Observance: Thomas Cranmer, archbishop of Canterbury, martyr and liturgist (d. 1556)


Friend, Move Up Higher (Luke 14:10)


Since we touched on biblical gender roles yesterday, perhaps we could lean into them a bit more today. We are reading through St Luke’s gospel verse by verse, so there is a bit of context that allows us this liberty. However, Jesus is not giving us explicit doctrine like, say, St Paul does. Rather, we have here some general rules that can help us.


We know that we have been given license, as Christians, to lean into whatever makes us men or women; God is the fullness of that which makes us his image, after all. But lest we get carried away with the darker urges that fight inside us, let us take to heart what Jesus is saying today.
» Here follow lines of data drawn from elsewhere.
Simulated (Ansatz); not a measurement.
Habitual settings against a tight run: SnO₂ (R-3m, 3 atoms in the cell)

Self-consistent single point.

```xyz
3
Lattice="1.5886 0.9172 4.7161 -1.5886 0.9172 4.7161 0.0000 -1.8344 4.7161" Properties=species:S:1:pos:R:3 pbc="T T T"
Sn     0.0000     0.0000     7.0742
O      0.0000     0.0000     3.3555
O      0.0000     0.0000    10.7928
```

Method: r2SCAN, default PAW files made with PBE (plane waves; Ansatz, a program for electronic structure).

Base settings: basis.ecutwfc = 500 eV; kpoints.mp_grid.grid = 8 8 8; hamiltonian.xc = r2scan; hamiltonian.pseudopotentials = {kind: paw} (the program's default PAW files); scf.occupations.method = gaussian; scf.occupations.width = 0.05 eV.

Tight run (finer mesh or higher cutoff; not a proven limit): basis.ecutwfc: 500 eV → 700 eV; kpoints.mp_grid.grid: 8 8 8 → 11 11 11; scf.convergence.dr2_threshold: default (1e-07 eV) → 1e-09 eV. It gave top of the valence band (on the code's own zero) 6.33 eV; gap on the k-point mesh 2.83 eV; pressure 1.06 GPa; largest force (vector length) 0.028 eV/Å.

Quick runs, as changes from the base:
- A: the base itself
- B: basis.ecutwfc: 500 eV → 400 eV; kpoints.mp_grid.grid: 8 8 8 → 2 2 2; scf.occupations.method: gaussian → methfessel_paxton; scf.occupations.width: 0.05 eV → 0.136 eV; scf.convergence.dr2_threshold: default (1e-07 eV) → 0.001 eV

Jesus likes a good feast; this much we know. And so he puts our relationship with God and one another in the context of a grand feast. This is what it means to be in the kingdom of God, and for it to be near: we celebrate in the wedding feast of the Lamb, to whom we are wedded by faith by virtue of the blood with which he bought us. And, when we each pass through the veil of death, we will be brought to the fullness of this feast.


So, both now and then, we are to humble ourselves. Take the lower seat; fellowship with the poor, the crippled, the lame, the blind. Do not accrue glory on our own terms, but receive it from others.


It is a good principle for the Christian and unbeliever alike; we all get a warm fuzzy feeling when others see something good in us. But when Jesus says it, we know that it is a principle that runs all the way up to the highest heaven. Jesus himself, though he was rich, for our sakes became poor. Though he is God, he veiled his divinity and put on human flesh, humbling himself. And, being humbled, gave himself for us, even dying, so that whosoever believes in him may not perish, but, upon appearing at the judgement seat of God, hear those blessed words “friend, move up higher”.


Man may be as masculine as they like; but be humble, and receive praise from others. Women may be as feminine as they like; but be humble, and receive praise from others. Go into the great feast of life, both in this world and the next. Be just as happy as a fellow guest of city leaders as you are with the poor, the crippled, the lame and the blind; for those who humble themselves will be exalted, and Christ is exalted above all, and we are his.


Where do you indulge in excess? Where might your pride in that indulgence come from? How might Christ’s humility inspire you in your own humility?


Host of the heavenly banquet, God Almighty: give us a sense of humility in the pattern of our Lord Jesus, so that we may sit ourselves in the lowest seat, and only be raised by you alone, whose glory alone we seek.